Despite successes on such technical fronts it's not without annoyances on its artistic liberties; namely, the outlandishness of some characters can be grating.  Most are refreshing, like a robotic snake controlling a mummified corpse, but a couple of duds are found.  A tank like El Bastardo looks like a 40-something male dancer who has finished his Chippendale's shift and donned a cowboy hat as his best disguise.  Even when examining the cast from a bird's eye view I understand the variety sometimes feeling too much for the sake of it.  But when you get past wondering why a corpulent southern-belle human/motorcycle hybrid is there, the diversified designs act as complements to the game's chaotic nature—instead of distractions. 

The elements of straightforward game design, upbeat tracks, and visually sumptuous chaos all give Bleeding Edge this unspoken harmony.  One shouldn’t anticipate deep combat systems, but that’s not where the focus lies.  It’s in the emphasis on presentation, whether considering the UI, vivid color usage, to the general polish (solid online infrastructure included), that makes it so rewarding.  Even the urban-electronic soundtrack hits that perfect mood before, during, and after fights.  The fact that David Garcia Diaz transitioned from the guttural, earthy tones of Hellblade to an upbeat revision of Jet Set Radio shows remarkable talent.

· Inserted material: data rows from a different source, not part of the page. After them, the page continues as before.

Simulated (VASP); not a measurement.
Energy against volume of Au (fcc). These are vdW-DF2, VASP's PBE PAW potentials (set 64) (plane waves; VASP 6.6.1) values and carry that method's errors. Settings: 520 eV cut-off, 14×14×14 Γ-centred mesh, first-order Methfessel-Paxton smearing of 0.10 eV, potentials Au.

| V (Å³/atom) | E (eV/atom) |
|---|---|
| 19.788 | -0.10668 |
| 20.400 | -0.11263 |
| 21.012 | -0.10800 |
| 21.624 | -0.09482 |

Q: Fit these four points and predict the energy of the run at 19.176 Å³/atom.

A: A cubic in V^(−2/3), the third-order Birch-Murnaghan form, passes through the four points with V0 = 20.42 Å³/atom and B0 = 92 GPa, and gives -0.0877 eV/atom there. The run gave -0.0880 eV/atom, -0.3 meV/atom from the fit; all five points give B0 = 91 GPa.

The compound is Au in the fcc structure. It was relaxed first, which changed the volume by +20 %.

One of the most consistent qualms you'll find is the slim launch content; you can include this review to the list as well.  Yet I'm still left not feeling the sting of it, all things considered.  The first consideration comes down to the thirty-dollar retail price.  While the drawbacks of having eleven characters, five unique maps, and two modes at launch warrants it being called slim, I simply find the dynamics across all the available content to be totally engaging.  Each map is aesthetically distinct and well-crafted.  The environmental gimmicks give them a special energy and I like learning the various pathways and shortcuts.  Supplementary content like sundry hoverboard designs and fume trails are worth unlocking; that said, the current range of unlockable skins is a bit disappointing.  All of these extras are purchasable exclusively with in-game currency, though perhaps that could change.  In the end, my appeal to "quality over quantity" is intended to display my enthusiasm as merely dampened rather than outright deflated.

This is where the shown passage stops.